A Father’s Dream and a Son’s Dilemma

The dynamic between Josh and his father is the book’s most psychologically interesting thread. His dad was a pick out of high school with professional potential that apparently never materialized, and his investment in Josh’s career carries the weight of that unresolved ambition. Green does not make the father a villain; he makes him recognizably human, someone whose love for his son and whose desire for vicarious achievement are tangled together in ways that he himself probably cannot fully articulate. Josh has to navigate not just the pressure from Valentine but the more complicated pressure of a father whose hopes are genuine but whose judgment has been distorted by his own history.

This is the kind of nuance that distinguishes sports fiction that takes its young audience seriously from fiction that talks down to them. The book assumes that a twelve-year-old reader can hold both things at once: a father who loves his kid and a father whose love is creating a problem. That assumption is correct, and it is one of the reasons the book has accumulated the readership it has.

Jaden and the Friendship Under Pressure

Jaden, Josh’s new friend and collaborator in uncovering Valentine’s dangerous secret, functions as the book’s moral center. She is the character who is most consistently right, most consistently brave, and most consistently willing to prioritize doing the correct thing over the easier thing. In a genre where female characters in sports fiction are often sidelined or under-developed, Jaden’s role as a genuine partner and investigative conscience rather than a decorative presence is worth noting. Young readers who are not themselves athletes will find her as much a point of entry into the story as Josh.

Tim Green reads his own work, and the narration carries the authority you would expect from someone who played professional football and has been writing for young athletes for years. He knows what the physical urgency of competitive sport feels like from the inside, and that knowledge inflects his delivery in ways that matter for this material. The pace is quick enough to satisfy young listeners who are skeptical about whether an audiobook can hold their attention the way a screen can.

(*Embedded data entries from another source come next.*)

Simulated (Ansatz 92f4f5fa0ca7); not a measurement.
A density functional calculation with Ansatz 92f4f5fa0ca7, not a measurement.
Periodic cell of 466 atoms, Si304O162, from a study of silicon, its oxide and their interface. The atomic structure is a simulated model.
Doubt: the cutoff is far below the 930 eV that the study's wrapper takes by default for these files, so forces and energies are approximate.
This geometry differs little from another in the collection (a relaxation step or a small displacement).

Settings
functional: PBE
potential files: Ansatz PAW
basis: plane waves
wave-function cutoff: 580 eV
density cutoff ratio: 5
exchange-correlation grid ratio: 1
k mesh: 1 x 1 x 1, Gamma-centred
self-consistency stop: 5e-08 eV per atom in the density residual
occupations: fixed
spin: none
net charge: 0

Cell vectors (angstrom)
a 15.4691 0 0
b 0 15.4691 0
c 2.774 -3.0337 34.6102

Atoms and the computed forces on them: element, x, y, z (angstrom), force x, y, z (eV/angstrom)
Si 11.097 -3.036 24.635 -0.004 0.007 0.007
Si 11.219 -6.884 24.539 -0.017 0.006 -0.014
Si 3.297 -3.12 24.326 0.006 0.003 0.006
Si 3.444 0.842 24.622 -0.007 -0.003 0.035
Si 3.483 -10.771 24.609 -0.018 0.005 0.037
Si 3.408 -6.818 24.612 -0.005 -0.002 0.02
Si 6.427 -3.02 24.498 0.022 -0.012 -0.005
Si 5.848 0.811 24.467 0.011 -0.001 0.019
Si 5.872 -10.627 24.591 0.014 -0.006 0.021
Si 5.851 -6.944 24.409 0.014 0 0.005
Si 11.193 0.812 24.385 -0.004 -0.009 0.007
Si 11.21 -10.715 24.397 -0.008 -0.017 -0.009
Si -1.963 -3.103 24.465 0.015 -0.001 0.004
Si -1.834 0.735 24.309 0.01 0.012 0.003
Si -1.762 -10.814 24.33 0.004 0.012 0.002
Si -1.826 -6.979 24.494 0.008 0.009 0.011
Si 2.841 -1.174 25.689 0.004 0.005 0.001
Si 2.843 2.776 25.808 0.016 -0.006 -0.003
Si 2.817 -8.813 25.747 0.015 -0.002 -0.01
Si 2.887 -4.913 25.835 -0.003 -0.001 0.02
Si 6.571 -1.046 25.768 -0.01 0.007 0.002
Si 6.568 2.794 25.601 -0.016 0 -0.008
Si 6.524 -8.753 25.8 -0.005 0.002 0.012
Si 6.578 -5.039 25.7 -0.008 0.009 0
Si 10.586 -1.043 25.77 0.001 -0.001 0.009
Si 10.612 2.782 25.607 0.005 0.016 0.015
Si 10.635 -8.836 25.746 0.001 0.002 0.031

The Performance-Enhancement Premise Handled Responsibly

Green uses the supplement storyline to open a conversation about performance enhancement in youth sports that is handled with more responsibility than you might expect from a thriller aimed at middle schoolers. The book does not moralize extensively, but it is clear and specific about why what Valentine is doing is wrong and what the stakes are for a developing athlete’s body. For parents listening alongside their children, this is useful material. For young athletes navigating the pressures of competitive sports programs that are increasingly professionalized before these kids have finished growing, it is more than useful; it is the kind of story that names something they may already be experiencing without the vocabulary to describe it.

Frequently Asked Questions

What age range is Baseball Great appropriate for as an audiobook?

The book is aimed at middle-grade readers, roughly ages nine to thirteen, and works well as a family listen or for independent young listeners in that range. The themes of parental pressure and supplement use are handled accessibly for this age group.

Is this the first book in a series, and do you need to listen in order?

Baseball Great is the first book in Tim Green’s Baseball Great series. It works as a standalone listen, but the characters and their relationships continue across subsequent books, so starting here is the right entry point.

Does Tim Green’s narration work for young listeners?

Green’s background as a professional athlete and his familiarity with the material he wrote give his narration a physical authority that suits the sports content. The pace is appropriate for younger listeners, and his delivery is energetic without being performatively exaggerated.

Is the supplement storyline age-appropriate and handled responsibly?

Yes. Green treats the performance-enhancement premise with moral seriousness appropriate to the age group. The dangers are made clear without graphic content, and the story provides a framework for young athletes to think critically about the pressures they may face in competitive programs.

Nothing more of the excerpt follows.